Page last updated at 22:30 GMT, Wednesday, 31 March 2010 23:30 UK

Moomin profits bolster fantasy world

By Helen Soteriou
Moomin Valley, Naantali, Finland

Little My
Little My reveals that many children tell their secrets to their favourite Moomin

You might think Finland's greatest export success is made by Nokia, or that it consists of pulp and planks made from its vast forests, but Sanna Jukantupa knows better.

Children play with Moomins
Moomins are a big part of some children's childhood and they never grow out of them
Sanna Jukantupa, Little My

As the temperatures drop to minus 19 degrees Celsius, she rushes, flask in hand, across the bridge that leads into Moomin World, home to the peculiar children characters.

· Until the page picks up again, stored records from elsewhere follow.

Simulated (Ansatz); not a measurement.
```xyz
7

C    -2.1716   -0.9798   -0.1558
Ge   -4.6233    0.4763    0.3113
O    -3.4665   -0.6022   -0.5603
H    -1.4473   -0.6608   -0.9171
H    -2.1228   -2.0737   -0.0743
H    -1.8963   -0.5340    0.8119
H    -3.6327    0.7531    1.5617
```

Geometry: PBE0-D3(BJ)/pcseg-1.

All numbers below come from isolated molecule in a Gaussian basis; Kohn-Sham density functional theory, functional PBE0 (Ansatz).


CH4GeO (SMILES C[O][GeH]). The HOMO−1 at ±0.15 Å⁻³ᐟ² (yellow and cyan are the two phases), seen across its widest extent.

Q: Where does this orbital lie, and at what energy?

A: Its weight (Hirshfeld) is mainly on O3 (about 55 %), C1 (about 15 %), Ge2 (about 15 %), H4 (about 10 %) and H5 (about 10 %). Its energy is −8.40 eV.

In a hurry to prepare for her awaiting fans, she quickly transforms herself into Little My, one of the most loved of all the Moomin characters.

Bundled-up toddlers with tiny red faces light up at the sight of her and run up for a cuddle and to be photographed with one of Finland's most famous exports.

"Moomins are a big part of some children's childhood and they never grow out of them," Ms Jukantupa says.

"The main point for each child is meeting Moomin characters individually.

"Just getting a big warm hug from Moominmamma surely says it all and usually children tend to whisper their dreams and worries into the Moomins' ears, or they write them letters.

Low-key themepark

Magic Winter in Moomin World opens for just one week in February and again in the summer.

Moomin World
Moomin World is closed most of the winter but opens for much of summer

During the summer they have about 230,000 visitors and during the winter about 10,000.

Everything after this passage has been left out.